Badge UX would be important for sure, so I'll consider that. Assume it's amazing tho BC a lot of the questions I have are irrelevant.
Why nostr - I guess the only response to this would be the uncensorable nature of nostr. I don't care if my front end dev is a nazi, just make pretty stuff.
Prior methods and problems -
linkedin , endorsements are often given to colleagues as a kindness, because hey you added some to my profile I'll go add some to yours. Also nostr would basically enable you as a freelance person to rack up endorsements from clients. Would also allow you as a business to not have to maintain a list of good people to use for specific tasks. Imagine John comes and does good plumbing at your house. You then endorse him for sink work, so next time you need a plumber, you have your go to guy and you don't have to find his card and your endorsement helps other people.

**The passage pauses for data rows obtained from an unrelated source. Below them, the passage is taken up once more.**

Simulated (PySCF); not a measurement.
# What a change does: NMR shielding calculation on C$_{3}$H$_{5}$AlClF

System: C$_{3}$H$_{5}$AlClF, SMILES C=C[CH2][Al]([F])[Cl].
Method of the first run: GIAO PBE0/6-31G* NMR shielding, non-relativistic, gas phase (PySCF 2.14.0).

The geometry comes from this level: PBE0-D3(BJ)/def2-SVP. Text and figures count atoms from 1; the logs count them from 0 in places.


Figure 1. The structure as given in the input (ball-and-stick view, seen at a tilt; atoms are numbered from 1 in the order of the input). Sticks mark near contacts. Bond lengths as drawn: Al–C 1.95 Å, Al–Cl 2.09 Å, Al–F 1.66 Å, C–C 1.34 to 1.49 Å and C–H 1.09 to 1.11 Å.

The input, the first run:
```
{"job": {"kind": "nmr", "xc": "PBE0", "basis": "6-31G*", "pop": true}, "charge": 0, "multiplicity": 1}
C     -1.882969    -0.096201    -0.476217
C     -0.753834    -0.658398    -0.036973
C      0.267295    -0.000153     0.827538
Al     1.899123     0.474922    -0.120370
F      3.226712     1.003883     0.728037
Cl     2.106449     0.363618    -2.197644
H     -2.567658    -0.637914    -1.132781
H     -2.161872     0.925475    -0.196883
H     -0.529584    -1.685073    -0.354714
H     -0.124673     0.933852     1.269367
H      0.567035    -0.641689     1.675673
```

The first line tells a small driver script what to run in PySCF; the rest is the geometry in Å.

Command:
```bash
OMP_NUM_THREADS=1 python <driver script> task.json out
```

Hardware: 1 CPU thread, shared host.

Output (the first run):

I feel like developing this type of tool for one specific use case is the wrong approach. BC if done correctly, it almost could have the benefits of LinkedIn, angies list, uber, yelp, etc All at the same time. Badges are basically a way to attach a review to an npub for something they did. Which makes me circle back to, I wonder if there is a way to view badges someone has been given that the haven't accepted (ie uber driver gladly recieves all of the 5star badges but declines all the 1 star ones.) So I think it's possible that badges would be insufficient and lists don't even seem like the right data structure to solve the general case.
I think reviews are great when what's being reviewed is a product or service. Giving stars to people feels off from the human UX perspective.
There are multiple nip PRs for review, none seems to be achieving "convergence". To become a standard one needs a product that actually is used, so others will follow.